Core was generated by `python mopidy -v'.
Program terminated with signal 11, Segmentation fault.
#0 0x00007fef50dae5f0 in sp_album_add_ref () from /usr/lib/libspotify.so.7
(gdb)
According to the libspotify docs for the album subsystem sp_album_add_ref
takes an sp_album
struct and increases the reference count of the album. Looking back at the list of reasons for segfaults from the segfault debugging howto, it may sound as we increase the reference count of NULL
, which obviously isn’t good. Let’s see if that hypothesis is correct…

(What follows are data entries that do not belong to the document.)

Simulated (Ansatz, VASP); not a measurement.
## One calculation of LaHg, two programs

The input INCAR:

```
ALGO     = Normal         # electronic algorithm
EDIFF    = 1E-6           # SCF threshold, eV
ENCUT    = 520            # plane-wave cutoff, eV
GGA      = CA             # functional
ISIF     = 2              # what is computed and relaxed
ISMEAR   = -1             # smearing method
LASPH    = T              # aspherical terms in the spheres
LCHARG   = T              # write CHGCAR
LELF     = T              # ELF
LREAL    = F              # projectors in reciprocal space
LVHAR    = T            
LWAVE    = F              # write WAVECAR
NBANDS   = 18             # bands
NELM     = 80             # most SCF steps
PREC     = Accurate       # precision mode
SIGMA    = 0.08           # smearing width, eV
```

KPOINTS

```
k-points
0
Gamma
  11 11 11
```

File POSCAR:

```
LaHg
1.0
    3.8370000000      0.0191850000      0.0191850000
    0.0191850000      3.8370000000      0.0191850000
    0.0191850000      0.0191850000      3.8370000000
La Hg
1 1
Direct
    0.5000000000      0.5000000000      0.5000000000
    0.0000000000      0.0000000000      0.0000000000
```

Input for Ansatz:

Looking in the howto for ways to proceed, backtrace
reveals the events happening just before the segfault:
(gdb) backtrace
#0 0x00007fef50dae5f0 in sp_album_add_ref () from /usr/lib/libspotify.so.7
#1 0x00007fef51048801 in Track_album (self=0x7fef4d155a50) at src/track.c:72
#2 0x00000000004970ef in call_function (f=<value optimized out>, throwflag=<value optimized out>) at ../Python/ceval.c:3997
#3 PyEval_EvalFrameEx (f=<value optimized out>, throwflag=<value optimized out>) at ../Python/ceval.c:2666
Moving one step up the stack, we get to the pyspotify code:
(gdb) up
#1 0x00007fef51048801 in Track_album (self=0x7fef4d155a50) at src/track.c:72
72 sp_album_add_ref(album);
Our guess was that we’re increasing the reference count on an album that is null. Let’s see what album
actually was…
(gdb) print album
$1 = (sp_album *) 0x0
A pointer to an sp_album
struct at the address 0x0
, also known as NULL
. Hypothesis confirmed.
Let’s take a look at the pyspotify code in question:
static PyObject *Track_album(Track *self) {
sp_album *album;
album = sp_track_album(self->_track);
Album *a = (Album *)PyObject_CallObject((PyObject *)&AlbumType, NULL);
sp_album_add_ref(album);
a->_album = album;
return (PyObject *)a;
}
We create a pointer to a sp_album
struct. Given a Spotify track, we request a reference to the related album, and assign the result to our pointer. Then we create an Album
Python object, before we increase the reference count on the sp_album
and give the reference to the Python object. Finally, the Python object is returned.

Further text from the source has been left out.